I would like to to shuffle some columns from a table in Postgres database. I have 2 millions rows. I need to update all not null values by another.
I need to keep the same dataset. It's not possible to have the same value two times. It's not possible to swap data with next values because, if I do the same process with another column I will keep the same link. It's to anonymise my database. Just need to shuffle data and keep the dataset.

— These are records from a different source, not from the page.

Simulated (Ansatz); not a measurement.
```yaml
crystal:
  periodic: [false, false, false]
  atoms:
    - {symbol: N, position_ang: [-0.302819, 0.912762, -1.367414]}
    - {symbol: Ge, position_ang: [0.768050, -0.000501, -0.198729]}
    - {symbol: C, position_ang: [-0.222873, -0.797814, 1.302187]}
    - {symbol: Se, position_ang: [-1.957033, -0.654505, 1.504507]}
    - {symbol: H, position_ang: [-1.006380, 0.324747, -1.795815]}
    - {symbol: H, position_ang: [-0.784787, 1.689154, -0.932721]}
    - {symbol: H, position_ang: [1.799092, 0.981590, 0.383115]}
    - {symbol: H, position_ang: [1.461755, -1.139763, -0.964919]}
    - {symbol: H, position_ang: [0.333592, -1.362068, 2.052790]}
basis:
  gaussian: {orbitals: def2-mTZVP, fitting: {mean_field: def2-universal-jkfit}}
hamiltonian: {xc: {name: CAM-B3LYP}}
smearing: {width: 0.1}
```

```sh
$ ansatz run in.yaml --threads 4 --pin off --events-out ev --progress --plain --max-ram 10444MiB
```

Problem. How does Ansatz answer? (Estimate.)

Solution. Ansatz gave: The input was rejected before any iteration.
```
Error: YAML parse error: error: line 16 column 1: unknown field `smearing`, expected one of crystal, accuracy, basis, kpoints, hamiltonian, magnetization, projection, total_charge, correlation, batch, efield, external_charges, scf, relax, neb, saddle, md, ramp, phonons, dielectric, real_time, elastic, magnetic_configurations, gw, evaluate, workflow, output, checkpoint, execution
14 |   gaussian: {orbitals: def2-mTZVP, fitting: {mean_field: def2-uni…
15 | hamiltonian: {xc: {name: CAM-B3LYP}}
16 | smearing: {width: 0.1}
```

exemple (change firstname and lastname):
id | firstname | lastname |
---|---|---|
1 | albert | einsten |
2 | isaac | newton |
3 | curie | |
4 | alexandre | Graham Bell |
5 | thomas | Edison |
shuffle firstname column:
id | firstname | lastname |
---|---|---|
1 | isaac | Graham Bell |
2 | albert | Edison |
3 | einsten | |
4 | thomas | newton |
5 | alexandre | curie |
How to do this with a speedy process?
CodePudding user response:
Given how general your requirements are about the order of the shuffle, I'm not sure how much this will help practically, but I think it answers your question:
update test
SET firstname = t2.firstname
FROM
(
SELECT id, COALESCE(LAG(firstname, 1) OVER (ORDER BY id RANGE UNBOUNDED PRECEDING), LAST_VALUE(firstname) OVER (ORDER BY id RANGE BETWEEN CURRENT ROW AND UNBOUNDED FOLLOWING)) firstname
FROM test t2
WHERE firstname IS NOT NULL
) t2
WHERE test.id = t2.id
The idea here is that the inner query gets the values shifted by one (ignoring nulls). The COALESCE
is used since the first one doesn't have a proceeding entry, so it falls back on some LAST_VALUE
logic to get the last value (i.e. it behaves as if the shift loops around).
The surrounding UPDATE
statement joins test to the subquery to actually update the data.
You can see it working in this Fiddle.
CodePudding user response:
This shuffles values in the column firstname
in a perfectly random fashion:
UPDATE test t0
SET firstname = t2.firstname
FROM (SELECT row_number() OVER (ORDER BY random()) AS rn, id FROM test WHERE firstname IS NOT NULL) t1
JOIN (SELECT row_number() OVER (ORDER BY random()) AS rn, firstname FROM test WHERE firstname IS NOT NULL) t2 USING (rn)
WHERE t0.id = t1.id
AND t0.firstname IS NOT NULL;
"Perfectly random" includes the possibility that some columns might retain their original values. (The more rows the smaller the chance.) This is actually best for anonymizing data. Then values are truly random. If we force a switch, readers will get the minimum information that a different value was associated with a given ID.
It also observes your surprising rule to only shuffle not null values.
Repeat for every column you need to shuffle.
Without excluding NULL
values, this single query works more cheaply for any number of columns:
UPDATE test t0
SET firstname = t2.firstname
, lastname = t3.lastname
FROM (SELECT row_number() OVER (ORDER BY random()) AS rn, id FROM test) t1
JOIN (SELECT row_number() OVER (ORDER BY random()) AS rn, firstname FROM test) t2 USING (rn)
JOIN (SELECT row_number() OVER (ORDER BY random()) AS rn, lastname FROM test) t3 USING (rn)
WHERE t0.id = t1.id;
If id
is a gap-less sequence we can remove t1
from the equation, and join t0.id
to t2.rn
. (Wouldn't work while excluding NULL values.)